So, it looks like Saatchi & Saatchi’s Kevin Roberts is going to have a lot more time to play Pokémon Go this summer. After declaring the gender debate ‘over’ in an interview with Business Insider
, the Saatchi Executive Chairman and Publicis Groupe Head Coach found himself suddenly on a ‘leave of absence’ before resigning this week.
The interview took me a few reads to get my head around, and if I’m honest I’m not sure what I make of it. While the interview was nothing short of a four lane pile up of awful, there has been so much to unpack from it and the subsequent fall out. The weirdly personal attack on Cindy Gallop. The striking lack of media savvy from someone whose career has been all about the media. The swift efficiency of his removal.
A lot to think about. But here’s where I’m at.
Pour Myself a Cup of Ambition
Women, according to Kev, aren’t quite so ambitious and hungry for top jobs as their male counterparts, far happier pootling away doing ‘great work’. An interesting hypothesis given the chromosomal make up of the new UK Prime Minister and at a time when the US might be months away from voting in its first female president.
Shifting the focus onto women and their supposed lack of hunger for leadership conveniently sidesteps barriers within individual companies and the wider industry. I was reminded of criticism that Sheryl Sandberg faced following Lean In, that she’d overlooked the systematic problems that women, particularly less advantaged women, face. Of course, Sandberg’s book comes from a well-meaning place, a place of support and solidarity.

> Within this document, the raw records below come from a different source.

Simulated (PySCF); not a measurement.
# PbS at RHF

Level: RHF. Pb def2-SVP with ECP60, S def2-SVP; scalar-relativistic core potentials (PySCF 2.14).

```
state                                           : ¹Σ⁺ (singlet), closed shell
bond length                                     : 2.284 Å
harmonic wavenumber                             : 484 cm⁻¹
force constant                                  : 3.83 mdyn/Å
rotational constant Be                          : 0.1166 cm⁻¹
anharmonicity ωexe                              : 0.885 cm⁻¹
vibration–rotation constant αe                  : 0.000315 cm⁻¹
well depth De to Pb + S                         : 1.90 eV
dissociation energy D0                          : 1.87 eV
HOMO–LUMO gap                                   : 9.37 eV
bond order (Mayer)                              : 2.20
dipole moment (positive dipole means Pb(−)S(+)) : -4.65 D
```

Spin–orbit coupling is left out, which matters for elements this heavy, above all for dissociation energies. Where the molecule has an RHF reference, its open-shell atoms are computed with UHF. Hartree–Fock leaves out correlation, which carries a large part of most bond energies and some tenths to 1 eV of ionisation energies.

There are few things more annoying than a man telling a woman that what she has experienced is wrong. Because he’s not seen other guys openly masturbating on Public Transport or, say, been groped at the agency Christmas party, it mustn’t actually happen. Because he’s never personally decided to discriminate against a woman when it comes to pay and opportunity, no woman must ever have suffered from bias (whether conscious or unconscious). I hate to use the painfully clumsy term ‘mansplaining’, but there’s no other word for it.
The comments have drawn ire from demonstrably ambitious and successful women. Their innate feminine frailty seemingly hasn’t prevented them from reaching the top jobs after all. What’s more, as Saatchi’s very own CCO Kate Stanners (a woman, also) pointed out, his comments upset a lot of women working for Publicis Groupe.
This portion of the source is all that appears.